Replacing vector images in a PDF with raster images

Is there any easy (scriptable) way to convert a PDF with vector images into a PDF with raster images? In other words, I want to generate a PDF with the exact same (un-rasterized) text but with each vector image replaced with a rasterized version.
I occasionally read PDFs of technical articles on my Kindle, and have found that reading a PDF directly is frustrating. Thankfully, Amazon's automatic conversion of PDFs to the Kindle format does a good job of reflowing the text portions of most of PDFs I have tried. However, while raster images seem to make it through the conversion process fine, vector images get horribly mangled. It would be great if I could easily convert a PDF so that all of its vector images were rasterized.
I am interested in any possible solutions, but a Linux- or Windows-based one would be preferable.
I had a similar issue, and solved it using ImageMagics convert tool (http://www.imagemagick.org/script/index.php). That comes with linux and runs fine on Windows/Cygwin or OS X
convert -density 300 largeVectorFileFromR.pdf out.pdf
With -density 300 you control resolution (as DPI).
Downside: Text is rasterized as well, I understand that Michael does not want this.

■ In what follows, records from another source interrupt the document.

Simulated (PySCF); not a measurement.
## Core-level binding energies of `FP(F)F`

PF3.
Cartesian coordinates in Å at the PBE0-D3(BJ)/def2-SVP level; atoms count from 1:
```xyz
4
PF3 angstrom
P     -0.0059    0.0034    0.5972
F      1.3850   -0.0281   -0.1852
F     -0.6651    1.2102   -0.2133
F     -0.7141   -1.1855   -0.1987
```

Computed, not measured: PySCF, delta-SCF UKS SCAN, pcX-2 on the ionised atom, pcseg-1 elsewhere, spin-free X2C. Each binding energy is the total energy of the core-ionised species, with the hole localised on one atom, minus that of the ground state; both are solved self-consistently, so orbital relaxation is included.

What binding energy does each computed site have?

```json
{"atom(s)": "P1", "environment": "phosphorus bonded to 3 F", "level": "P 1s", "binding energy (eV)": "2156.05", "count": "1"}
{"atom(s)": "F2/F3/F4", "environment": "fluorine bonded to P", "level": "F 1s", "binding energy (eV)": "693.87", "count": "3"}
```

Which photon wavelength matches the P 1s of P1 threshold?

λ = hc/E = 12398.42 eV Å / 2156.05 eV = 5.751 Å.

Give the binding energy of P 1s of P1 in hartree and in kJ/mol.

After some days searching for some solution, based on "Remove all text from PDF file" and "How to add a picture onto an existing pdf file?" I found a (ugly) scriptable solution:
gs -o /tmp/onlytxt.pdf -sDEVICE=pdfwrite -dFILTERVECTOR -dFILTERIMAGE $INPUT_FILE && \
gs -o /tmp/graphics.pdf -sDEVICE=pdfwrite -dFILTERTEXT $INPUT_FILE && \
convert -density $DPI -quality 100 /tmp/graphics.pdf /tmp/graphics.png && \
convert -density $DPI -quality 100 /tmp/graphics.png /tmp/graphics.pdf && \
pdftk /tmp/graphics.pdf stamp /tmp/onlytxt.pdf output $OUTPUT_FILE && \
rm /tmp/onlytxt.pdf /tmp/graphics.pdf /tmp/graphics.png
were we have three variables INPUT_FILE, OUTPUT_FILE, and DPI. We split the textual and graphical contents via Ghostscript, convert the graphical image to a raster image (PNG) and join the two using pdftk.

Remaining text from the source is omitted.